Chapter 8 Project

Rationally Increasing Precision in Population Problems

An activity to demonstrate the use of rational exponents in real life.

Sometimes we need to find the value of an exponential expression where the exponent is not an integer. This often happens when dealing with exponential growth. In the essay "Observations Concerning the Increase of Mankind, Peopling of Countries, etc.," written in 1751, Benjamin Franklin projected that the human population in the thirteen US colonies was doubling in size every twenty-five years. For example, if one year the population was $\mathrm{300,000}$ people, then to estimate the number of people $75$ years later, calculate $\mathrm{300,000}\cdot 23=\mathrm{2,400,000}$. Note that this works because ${\displaystyle \frac{75}{25}}=3$, meaning the population would double $3$ times in $75$ years. Also notice that since $2\cdot 2\cdot 2=2^3=8$, we multiply $\mathrm{300,000}$ by $8$ to get the final population.

If the timespan we want to estimate the future population for is not a multiple of $25$, we can still calculate this value using rational exponents (with as much precision as we like). This investigation will suggest which types of numbers can be exponents, a topic which will be expanded upon in Chapter 10.
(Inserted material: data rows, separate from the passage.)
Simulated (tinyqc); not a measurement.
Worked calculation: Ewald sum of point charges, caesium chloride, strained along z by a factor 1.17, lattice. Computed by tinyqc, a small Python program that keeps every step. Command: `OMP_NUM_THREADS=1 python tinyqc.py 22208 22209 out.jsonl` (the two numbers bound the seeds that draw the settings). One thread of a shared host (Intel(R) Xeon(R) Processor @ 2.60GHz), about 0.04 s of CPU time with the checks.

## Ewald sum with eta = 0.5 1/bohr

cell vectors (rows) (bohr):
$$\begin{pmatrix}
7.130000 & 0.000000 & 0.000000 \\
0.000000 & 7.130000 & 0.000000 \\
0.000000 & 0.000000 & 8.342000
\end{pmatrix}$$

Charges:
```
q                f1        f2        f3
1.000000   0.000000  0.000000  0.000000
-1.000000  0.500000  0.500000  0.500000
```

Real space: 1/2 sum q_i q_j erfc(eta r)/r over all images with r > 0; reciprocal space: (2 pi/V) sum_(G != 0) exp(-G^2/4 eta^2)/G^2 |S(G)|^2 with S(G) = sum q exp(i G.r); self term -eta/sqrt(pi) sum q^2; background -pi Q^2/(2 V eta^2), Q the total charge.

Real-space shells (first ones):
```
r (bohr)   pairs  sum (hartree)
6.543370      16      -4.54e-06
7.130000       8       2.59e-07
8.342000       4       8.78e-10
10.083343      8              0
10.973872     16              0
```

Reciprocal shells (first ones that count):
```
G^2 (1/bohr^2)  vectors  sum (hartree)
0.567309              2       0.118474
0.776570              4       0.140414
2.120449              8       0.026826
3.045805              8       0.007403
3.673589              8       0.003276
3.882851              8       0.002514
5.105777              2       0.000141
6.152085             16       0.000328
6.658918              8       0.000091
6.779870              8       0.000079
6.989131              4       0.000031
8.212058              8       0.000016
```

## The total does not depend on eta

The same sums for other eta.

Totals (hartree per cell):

In the following investigation, do not round the exponents. Round the answers to have $10$ digits, if necessary.

1. Calculate $2$ to each of the following powers.

   1. $3$

   2. $3.1$

   3. $3.14$

   4. $3.141$

   5. $3.1415$

   6. $3.14159$

   7. $3.141592$

   8. $3.1415926$

   9. $3.14159265$

2. The sequence of exponents in Problem 1 is approaching which special number?

3. In Problem 1, are the calculated powers of $2$ increasing, decreasing, or is there no discernible pattern? If increasing (or decreasing), are they increasing (or decreasing) toward a particular value?

4. Consider raising the value $2$ to the power of the special number found in Problem 2.

   1. If it is possible, state the result and compare it to the results of Problem 1. If this is not possible, explain why.

   2. How does this relate to your answer in Problem 3? If there is no relation, explain why.

5. Returning to Franklin's population prediction, consider if someone wanted to know the population $77.5$ years later, instead of $75$ years later.

   1. Determine the decimal form of the exponent $x={\displaystyle \frac{77.5}{25}}$.

   2. Substitute the value of x found in part a. into the population equation and simplify: $\mathrm{300,000}\cdot 2^x$.

   3. Explain what x stands for. Interpret the answer to part b. In this case, does it make sense to round or not? If rounding does make sense, what place would you round to and what is the result?

   4. If the population starts at $\mathrm{300,000}$, how many years have passed if $\mathrm{300,000}\cdot 2^{3.14}$ provides an estimate of the population size?